Youtube...urgent, please help

Hi,

I’m new to ruby and my co. has given me an assignment in ruby. It is
regarding html extraction. It works fine except for some sites like
http://www.youtube.com, http://www.gmail.com where i’ll get errors like
‘400 Bad Request’ and ‘getaddrinfo: Name or service not known
(SocketError)’ respectively for each of the 2 sites. I came to know that
may be it is because the url is being redirected. But i’m not sure about
it. My code for html extraction is :

require ‘rubygems’
require ‘hpricot’
require ‘open-uri’
require ‘dbi’

puts “Enter domain name :”
domain = gets
#concatinatinghttp://www.’ with the url to open the page
url = “http://www.”+domain
document = open(url)
#getting the original url of the site
url2 = document.base_uri.to_s

Can anybody please help. It is urgent. I’ll be really greatful for those
who reply

Regards,
Arun K.

Arun K. wrote:

Hi,

I’m new to ruby and my co. has given me an assignment in ruby. It is
regarding html extraction.

You probably want Mechanize.

domain = gets
#concatinatinghttp://www.’ with the url to open the page
url = “http://www.”+domain

Take a look at that URL – I’d say you don’t need ‘www’ in that.

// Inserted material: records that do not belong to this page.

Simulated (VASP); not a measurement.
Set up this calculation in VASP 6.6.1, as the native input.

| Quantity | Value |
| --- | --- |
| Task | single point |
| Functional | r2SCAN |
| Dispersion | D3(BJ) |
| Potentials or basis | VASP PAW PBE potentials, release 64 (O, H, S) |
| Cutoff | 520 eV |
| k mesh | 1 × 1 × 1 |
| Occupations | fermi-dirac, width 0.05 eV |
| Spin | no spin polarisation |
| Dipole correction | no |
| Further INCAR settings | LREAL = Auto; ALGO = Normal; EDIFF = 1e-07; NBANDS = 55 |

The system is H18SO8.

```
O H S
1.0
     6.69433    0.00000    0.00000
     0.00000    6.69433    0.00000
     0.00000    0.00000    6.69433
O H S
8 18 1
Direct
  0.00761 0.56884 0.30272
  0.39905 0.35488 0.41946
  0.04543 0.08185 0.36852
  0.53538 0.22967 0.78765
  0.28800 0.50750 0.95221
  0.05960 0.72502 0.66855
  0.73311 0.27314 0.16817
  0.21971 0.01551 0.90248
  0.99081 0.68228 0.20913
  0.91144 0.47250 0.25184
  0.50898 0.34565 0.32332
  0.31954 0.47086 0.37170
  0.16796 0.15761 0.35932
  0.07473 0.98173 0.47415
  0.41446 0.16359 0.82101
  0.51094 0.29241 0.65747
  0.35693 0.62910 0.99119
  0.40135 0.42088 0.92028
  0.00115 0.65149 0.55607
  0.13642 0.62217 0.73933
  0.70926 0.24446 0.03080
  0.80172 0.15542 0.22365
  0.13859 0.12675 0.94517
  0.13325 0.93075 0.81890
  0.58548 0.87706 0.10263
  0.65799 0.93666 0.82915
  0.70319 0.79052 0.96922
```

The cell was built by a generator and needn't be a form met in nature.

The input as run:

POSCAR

But I’m guessing what’s hurting is the newline at the end of it.

Quick fix:

domain = gets.chomp
url = “http://#{domain}”

David M. wrote:

Arun K. wrote:

Hi,

I’m new to ruby and my co. has given me an assignment in ruby. It is
regarding html extraction.

You probably want Mechanize.

domain = gets
#concatinatinghttp://www.’ with the url to open the page
url = “http://www.”+domain

Take a look at that URL – I’d say you don’t need ‘www’ in that.

But I’m guessing what’s hurting is the newline at the end of it.

Quick fix:

domain = gets.chomp
url = “http://#{domain}”
Sorry to say David, I tried that but the same error is producing. Is it
because i’ve not set the user agent. Can u please tell me how to set the
user_agent for mozilla.
Thanks for ur immediate reply

On Tue, Mar 17, 2009 at 11:28 AM, Arun K.
[email protected] wrote:

Sorry to say David, I tried that but the same error is producing. Is it
because i’ve not set the user agent. Can u please tell me how to set the
user_agent for mozilla.

http://mechanize.rubyforge.org/mechanize/EXAMPLES_rdoc.html has some
examples setting the user agent. Google around and see what the
mozilla user agent should be -
List of User-Agents (Spiders, Robots, Browser) has an extensive list, for
instance.

Thanks for ur immediate reply

Don’t do that, it’s annoying.

martin

2009/3/17 Arun K. [email protected]:

Can i use user-agents in hpricot? or if it can be used only for
mechanize. I’ve found a user-agent for mozilla :
Mozilla/4.0 (compatible; MSIE 6.0; Windows NT 5.1; SV1; .NET CLR
1.1.4322; .NET CLR 2.0.50727)
But still it is showing the same error.

I found this:

http://schf.uc.org/articles/2007/02/14/scraping-gmail-with-mechanize-and-hpricot

It scraps gmail. If my memory doesn’t fail, it is one that gives you
some problems.

Cheers,

Serabe

Martin DeMello wrote:

On Tue, Mar 17, 2009 at 11:28 AM, Arun K.
[email protected] wrote:

Sorry to say David, I tried that but the same error is producing. Is it
because i’ve not set the user agent. Can u please tell me how to set the
user_agent for mozilla.

http://mechanize.rubyforge.org/mechanize/EXAMPLES_rdoc.html has some
examples setting the user agent. Google around and see what the
mozilla user agent should be -
List of User-Agents (Spiders, Robots, Browser) has an extensive list, for
instance.

Thanks for ur immediate reply

Don’t do that, it’s annoying.

martin

Can i use user-agents in hpricot? or if it can be used only for
mechanize. I’ve found a user-agent for mozilla :
Mozilla/4.0 (compatible; MSIE 6.0; Windows NT 5.1; SV1; .NET CLR
1.1.4322; .NET CLR 2.0.50727)
But still it is showing the same error.

Martin DeMello wrote:

On Tue, Mar 17, 2009 at 11:55 AM, Arun K.
[email protected] wrote:

Can i use user-agents in hpricot? or if it can be used only for
mechanize.

Hpricot is an html parser, I don’t think it concerns itself with
actually fetching the page. Use mechanize for that.

What’s more, mechanize doesn’t even use hpricot anymore – it uses
nokogiri.

On Tue, Mar 17, 2009 at 11:55 AM, Arun K.
[email protected] wrote:

Can i use user-agents in hpricot? or if it can be used only for
mechanize.

Hpricot is an html parser, I don’t think it concerns itself with
actually fetching the page. Use mechanize for that.

martin